This is an utterly comprehensive plan. The scroll is crammed with writing “on both sides” (v.1). There is no place for the addition of any other writing. There are no blank places and no human overwriting or crossings out are possible. It is crammed full; there are no gaps whatsoever. God’s purpose embraces every creature and every action. Every single thing is in the book. All of our human decisions are in the scroll; all our choices are provided for in that scroll. Whatever way we decided to jump is in the book. They are all part of God’s plan. There are no points at which God is uncertain; no blanks for man to fill in as he chooses – taking God by surprise. God knows what is going to happen on the next page. He knows what’s written on the last page. There is nothing omitted or unprovided for or unseen. There is no possibility of God twisting his hands in alarm at what is happening, or finding that he facing an emergency. It is all there in his book

Then again notice that the book is secret; it is completely and totally sealed with seven seals. Seven means perfectly sealed. John can see right into heaven but he can’t see what’s written in the scroll. And we pathetic men and women imagine that it can be different, that we can see into the future, that by inferences from the present or insights into human behaviour we can make assured predictions about the future, because our knowledge is so limited. We cannot say that such and such is the time of the second coming. All our tomorrows are in the hands of God, and it is only as the Lamb breaks the seals, and the events take place that the content of the book is revealed. So what is in the scroll is comprehensive and also secret.

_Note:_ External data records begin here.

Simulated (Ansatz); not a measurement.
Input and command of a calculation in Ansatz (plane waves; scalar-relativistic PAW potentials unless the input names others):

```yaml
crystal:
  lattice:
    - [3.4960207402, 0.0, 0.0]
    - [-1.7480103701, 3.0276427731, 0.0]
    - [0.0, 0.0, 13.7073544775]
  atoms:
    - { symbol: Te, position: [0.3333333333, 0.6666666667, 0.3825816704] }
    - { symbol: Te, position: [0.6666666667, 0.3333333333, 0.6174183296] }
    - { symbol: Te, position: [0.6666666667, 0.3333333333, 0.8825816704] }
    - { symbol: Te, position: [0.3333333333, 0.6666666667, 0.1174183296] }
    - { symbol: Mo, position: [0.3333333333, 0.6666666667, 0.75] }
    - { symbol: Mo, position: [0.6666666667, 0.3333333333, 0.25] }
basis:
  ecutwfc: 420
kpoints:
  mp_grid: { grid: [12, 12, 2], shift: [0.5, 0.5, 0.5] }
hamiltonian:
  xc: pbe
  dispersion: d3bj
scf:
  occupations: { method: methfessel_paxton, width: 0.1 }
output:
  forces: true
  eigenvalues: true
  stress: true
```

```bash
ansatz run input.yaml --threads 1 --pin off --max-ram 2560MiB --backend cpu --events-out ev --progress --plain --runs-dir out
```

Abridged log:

Then we are told that no one in heaven or on earth or under the earth could open the book or even look inside it (v.3). So nobody knew what was contained in the book. There was no advance to history at all. The point here is that the person who opens these seals has to execute God’s purpose. We are all sinners. We have forfeited the right to God’s guiding and leading, and so someone has to be found who can be the mediator. He will be the one who administers the advance of the kingdom of God. He is the one by whom providence takes its course. But at first they can find no one who will carry history forwards. The progress of God’s kingdom has not been left to angels, nor to men. The future, as John saw it, did not lie with the church’s leaders. Human history has not been placed in man’s hands. It is not a matter of might or power or human ability. Bring all the most brilliant men in human history to this scroll and there is not one who can open it or take even peep into it. Sin has made it impossible for them to do this.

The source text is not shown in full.